# Collapse Wavefunction

1. May 1, 2014

### Waxterzz

After a measurement a wavefunction collapses.

You measure the position of a particle, the particles assumes a definite position, let's say point C.

The coefficient of C is let's say c, so the probability that it takes that value is c²
Wavefunction collapses at C (actually in the vicinty of C ?)
A second measurement immediately after the first, you would have to yield C again. Because a physical experiment has to be reproducible.
So, immediately right after your collapse, you get C with a probability of 100% because it just collapsed.

My question is:

If you don't measure right immediately after your first measurement, the wavefunctions spreads out again, according to the original Schrodinger equation right?

If you perform the same measurement again on your particle, would it yield C again with probability 100% or c²

Please make your answer as simple as possible. I don't want to be bothered with Quantum Decoherence or Bell's paradox or Dirac Brakets at this point right now.

First chapter Griffiths and I got some basic notions of QM, but not that much. :)

2. May 1, 2014

### Staff: Mentor

For position, and anything else that doesn't commute with the Hamiltonian, the answer is "neither". The wave function evolves according to Schrodinger's equation starting from the initial post-measurement state, and there's no particular reason why that evolution should return it to the pre-measurement state in which the probability of getting C was $|c^2|$.

For things that do commute with the Hamiltonian, you get C with probability 100%.

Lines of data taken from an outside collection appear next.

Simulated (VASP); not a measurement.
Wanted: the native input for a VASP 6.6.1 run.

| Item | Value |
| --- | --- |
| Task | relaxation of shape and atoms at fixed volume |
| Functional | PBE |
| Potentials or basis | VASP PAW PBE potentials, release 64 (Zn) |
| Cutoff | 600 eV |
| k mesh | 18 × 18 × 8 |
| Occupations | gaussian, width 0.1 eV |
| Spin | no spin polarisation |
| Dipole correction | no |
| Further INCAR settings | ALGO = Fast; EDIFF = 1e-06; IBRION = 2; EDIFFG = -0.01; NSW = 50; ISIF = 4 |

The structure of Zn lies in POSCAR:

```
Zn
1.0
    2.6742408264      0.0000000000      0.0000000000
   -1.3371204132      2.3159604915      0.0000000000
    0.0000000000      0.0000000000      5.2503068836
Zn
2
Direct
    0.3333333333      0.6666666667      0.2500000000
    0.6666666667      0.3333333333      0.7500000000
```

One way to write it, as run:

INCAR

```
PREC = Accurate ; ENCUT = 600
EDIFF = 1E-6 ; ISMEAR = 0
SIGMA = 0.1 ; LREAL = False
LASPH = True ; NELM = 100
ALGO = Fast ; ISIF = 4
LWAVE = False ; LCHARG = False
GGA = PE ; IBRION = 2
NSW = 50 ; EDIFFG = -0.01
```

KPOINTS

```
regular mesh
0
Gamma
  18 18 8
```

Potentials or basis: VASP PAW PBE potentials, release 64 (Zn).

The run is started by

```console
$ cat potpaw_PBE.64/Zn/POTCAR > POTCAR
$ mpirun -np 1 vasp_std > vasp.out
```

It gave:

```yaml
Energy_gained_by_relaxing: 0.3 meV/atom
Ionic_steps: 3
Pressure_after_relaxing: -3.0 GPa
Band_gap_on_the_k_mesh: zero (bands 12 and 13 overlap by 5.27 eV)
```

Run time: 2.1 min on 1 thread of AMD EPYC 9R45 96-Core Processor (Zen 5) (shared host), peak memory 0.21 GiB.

(Be aware that wave function collapse isn't necessarily something that really happens. It's an interpretation, one way of thinking about what the math is telling us. It's not the only way, and it's not everyone's favorite way. It does work really well for visualizing this particular situation though).

Last edited: May 1, 2014
3. May 1, 2014

### Staff: Mentor

That depends on the interpretation.
At whatever your measurement gives. No position measurement is exact.
Right.

Without delay? Then 100%. With delay? Then it depends on the delay, the system and everything else - it depends on how the wavefunction evolves.